University of Copenhagen: Misguided sense of balance exacerbates climate scepticism

CLIMATE Many of us may have inadvertently contributed to the growing climate scepticism of recent years, a widespread phenomenon fuelled by “system errors” built into journalism, social media and parliamentary debates. A new book illustrates the nature of the problem.
Debate on climate change on NBC’s Meet the Press – one for, one against
Debate on climate change on NBC’s Meet the Press – one for, one against
In the United States, more than 15% of the population believe that climate change does not exist or is not caused by human activity. The corresponding figure among climate researchers is under 1%. According to Assistant Professor Sune Auken of the University of Copenhagen, this gulf between researchers and the general public is due to an inherent problem of balance in climate debates, e.g. in the media and among politicians.

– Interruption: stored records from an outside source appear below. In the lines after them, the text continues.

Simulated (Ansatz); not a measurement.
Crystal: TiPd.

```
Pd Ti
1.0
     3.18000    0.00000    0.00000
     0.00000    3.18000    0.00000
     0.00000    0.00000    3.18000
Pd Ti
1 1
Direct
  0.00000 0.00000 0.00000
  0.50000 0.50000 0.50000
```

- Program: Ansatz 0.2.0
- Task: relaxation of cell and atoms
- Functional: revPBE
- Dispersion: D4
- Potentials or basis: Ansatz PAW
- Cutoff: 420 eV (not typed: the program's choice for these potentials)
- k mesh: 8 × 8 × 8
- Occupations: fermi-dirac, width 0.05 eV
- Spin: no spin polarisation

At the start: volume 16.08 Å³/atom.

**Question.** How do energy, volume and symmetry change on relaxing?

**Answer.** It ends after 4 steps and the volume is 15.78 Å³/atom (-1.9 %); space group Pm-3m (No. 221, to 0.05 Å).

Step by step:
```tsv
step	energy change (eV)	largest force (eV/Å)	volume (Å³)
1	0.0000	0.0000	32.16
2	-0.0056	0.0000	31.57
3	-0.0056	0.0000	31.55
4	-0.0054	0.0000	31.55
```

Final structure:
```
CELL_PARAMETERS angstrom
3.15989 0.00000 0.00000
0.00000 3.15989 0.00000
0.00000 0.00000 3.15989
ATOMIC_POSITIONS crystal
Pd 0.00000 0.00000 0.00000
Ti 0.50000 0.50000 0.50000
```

“For the format to function, television debates – and even important hearings on climate change in the United States Congress – require two parties. One for, one against. This is seen as part and parcel of the political and journalistic requirement for objectivity and balanced debate, according to which all parties must be heard. The format implies that it is as meaningful and legitimate to deny climate change as it is to believe in it,” says Auken, who is co-editor, along with independent consultant Christel Sunesen, of the new book Genre in the Climate Debate.

“99 out of 100 climate scientists around the world are in complete agreement that climate change is real and caused by human activity. In 99% of cases, therefore, objective and fair journalism ought to discuss climate issues based on the premise that they exist and seek to agree on solutions to them,” says Auken.

Towards a new climate understanding
The new book contains wide-ranging analyses of how the climate is addressed in a number of different “genres”, including political hearings, newspaper cartoons, topical satire and Twitter debates. The book represents a milestone in genre research, which since the 1980s has become more and more fully developed as a discipline for cultural analysis.

“Genres can be used to understand people’s thoughts and actions. Be it ‘political consultation’, ‘newspaper article’ or ‘Facebook post’, genres structure our understanding and communication. We believe that continued climate scepticism is linked to imbalances in the genres that debate the issue. It is a serious issue because the ongoing scepticism legitimises politicians and businesses sitting on their hands and is one of the reasons why the green transition is lagging behind. Greater awareness of the problem would help change the genres so that they reflect a more accurate picture of the facts,” says Sune Auken.